The photosensitive resin composition may further include malonic acid, 3-amino-1,2-propanediol, a silane coupling agent, a leveling agent, a surfactant, or a combination thereof.
The embodiments may be realized by providing a photosensitive resin layer manufactured using the photosensitive resin composition according to an embodiment.
The embodiments may be realized by providing a display device comprising the photosensitive resin layer according to an embodiment.
The display device may be a micro OLED display device that includes an OLED substrate on a silicon wafer and a color filter layer stacked on the OLED substrate, the color filter layer being configured to convert white light generated from the OLED substrate into a plurality of color lights, and the color filter layer may include a red color filter, a green color filter, and a blue color filter.
The embodiments may be realized by providing a method of manufacturing a photosensitive resin layer, the method including coating the photosensitive resin composition according to an embodiment on a substrate; prebaking at a temperature of about 100° C. or lower after coating; exposing to i-line after the prebaking, and developing after exposing.

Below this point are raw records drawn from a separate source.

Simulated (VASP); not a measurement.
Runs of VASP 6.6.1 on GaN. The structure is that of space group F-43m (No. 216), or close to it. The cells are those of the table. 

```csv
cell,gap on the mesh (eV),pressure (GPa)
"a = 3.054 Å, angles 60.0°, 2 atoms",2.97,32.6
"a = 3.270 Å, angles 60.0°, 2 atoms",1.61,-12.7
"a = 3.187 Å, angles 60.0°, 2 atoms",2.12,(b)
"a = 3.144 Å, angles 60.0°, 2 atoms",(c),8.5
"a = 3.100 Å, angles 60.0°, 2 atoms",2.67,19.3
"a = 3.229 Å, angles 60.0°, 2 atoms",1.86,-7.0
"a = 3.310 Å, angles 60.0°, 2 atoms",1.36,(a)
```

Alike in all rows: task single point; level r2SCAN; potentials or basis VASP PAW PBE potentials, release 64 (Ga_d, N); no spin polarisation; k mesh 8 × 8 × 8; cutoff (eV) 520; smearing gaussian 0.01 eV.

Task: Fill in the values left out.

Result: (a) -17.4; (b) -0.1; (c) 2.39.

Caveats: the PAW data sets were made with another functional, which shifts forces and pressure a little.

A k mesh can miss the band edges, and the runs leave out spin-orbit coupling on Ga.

BRIEF DESCRIPTION OF THE DRAWING
Features will be apparent to those of skill in the art by describing in detail exemplary embodiments with reference to the attached drawing in which:
the FIGURE is a graph showing the spectral spectra of the photosensitive resin compositions according to Example 1 and Comparative Example 3.
DETAILED DESCRIPTION
Example embodiments will now be described more fully hereinafter with reference to the accompanying drawing; however, they may be embodied in different forms and should not be construed as limited to the embodiments set forth herein. Rather, these embodiments are provided so that this disclosure will be thorough and complete, and will fully convey exemplary implementations to those skilled in the art.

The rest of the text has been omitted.